A potpourri of garden books
THE terrain of the south of France is wind-swept and rugged, subject to intense sunlight and summer drought. Yet, over the centuries, the gardeners of Provence and the Riviera have more than coped with these less-than-ideal conditions. They have created vast terraces out of the hillsides and shielded their lands with wind-breaking groves of olive and pine.
Within these protective walls, the gardeners have laid out immense botanic and pleasure gardens, in which shade and water are often prominent features.
The Gardens of Provence and the French Riviera, by Michel Racine, Ernest J.P. Boursier-Mougenot, and Fran,coise Binet (MIT Press, Cambridge, $50, 317 pp.), traces the development of these gardens from the 17th century and shows 54 of them as they are now.
The first part of the book deals exclusively with the rise of the bastide - the country home of the nobility and the well-to-do middle class - and its pleasure gardens in Provence. It is a thoroughly researched and well-written history of these gardens, which range from simple, neatly plotted kitchen gardens to elaborately planned parks, complete with reflecting pools, grottoes, statuary, and formal parterres.
The second section is devoted to the gardens of the Riviera - a relatively unknown and unpopular area until it was ``discovered'' by the English in the 18th century as an ideal wintering spot. Again, the authors present a well-written and well-researched account of the gardens, the influences on them, and the changes wrought by the coming of the railroad, the automobile, and various foreign plant species such as the palm and the cactus.
The final and largest segment of the book is intended to be a written walking tour, but this proves a disappointment. Although garden plans are provided, the gardens are described in such general terms as to be indistinguishable.
One comes away with images of endless box parterres, pergolas, fountains, and reflecting pools under brilliantly sunny skies, but with little sense of the individual character of any of the gardens.
The book's major weakness lies in its photographs, and the lack of photo credits underscores this. Rather than capturing the essence of each garden, the photos appear as random snapshots. They reveal little of the gardens' uniqueness and nothing of the surrounding landscape.
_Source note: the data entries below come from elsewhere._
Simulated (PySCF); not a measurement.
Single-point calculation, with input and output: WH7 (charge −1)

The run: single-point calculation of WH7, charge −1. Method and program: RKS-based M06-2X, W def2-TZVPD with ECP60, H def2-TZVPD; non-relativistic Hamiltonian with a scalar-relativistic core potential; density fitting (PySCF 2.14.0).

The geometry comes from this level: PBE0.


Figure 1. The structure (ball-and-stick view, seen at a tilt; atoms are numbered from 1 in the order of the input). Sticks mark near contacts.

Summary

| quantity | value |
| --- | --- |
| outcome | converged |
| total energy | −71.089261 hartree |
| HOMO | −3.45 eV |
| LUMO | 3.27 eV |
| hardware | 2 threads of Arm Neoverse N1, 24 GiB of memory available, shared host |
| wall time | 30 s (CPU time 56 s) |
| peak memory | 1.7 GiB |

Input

This is compounded by the book's design: To accommodate a design that valued geometric shapes on a page, many photos were reduced to 1 by 2 inches, which effectively obliterates all detail.
Also, the reader may be confused at points because some of the gardens mentioned are in ruins. An early reference to the French Revolution in 1789 and World War II - during which both the bastides and their gardens were pillaged - would have explained this.
``The Gardens of Provence and the French Riviera'' looks like a coffeetable picture book and a gardener's delight. Too bad looks are deceptive.
Year-round beauty with low maintenance is the platform of The New American Garden (Macmillan, New York, $24.95, 140 pp.). It is neither new nor conclusively American - but little more than a 140-page harangue, in which Carole Ottesen champions her manifesto, advocating the use of plants that are at home in one's geosphere.
The Mail Order Gardener, by Hal Morgan (Harper & Row, New York, $12.95, 287 pp.), is a treasure-trove for the gardener whose horticultural ambitions have outgrown the offerings of his local nursery. Author Morgan has put together an exhaustive collection of those nurseries, both in the United States and abroad, that provide direct mail service. Under headings that range from ``General Flowers and Vegetables'' through ``Bromeliads'' on to ``Topiary Frames,'' he lists the firms, their addresses, and the cost (if any) of their catalogs. He also provides one-paragraph descriptions of each firm and their offerings, which are both accurate and entertaining.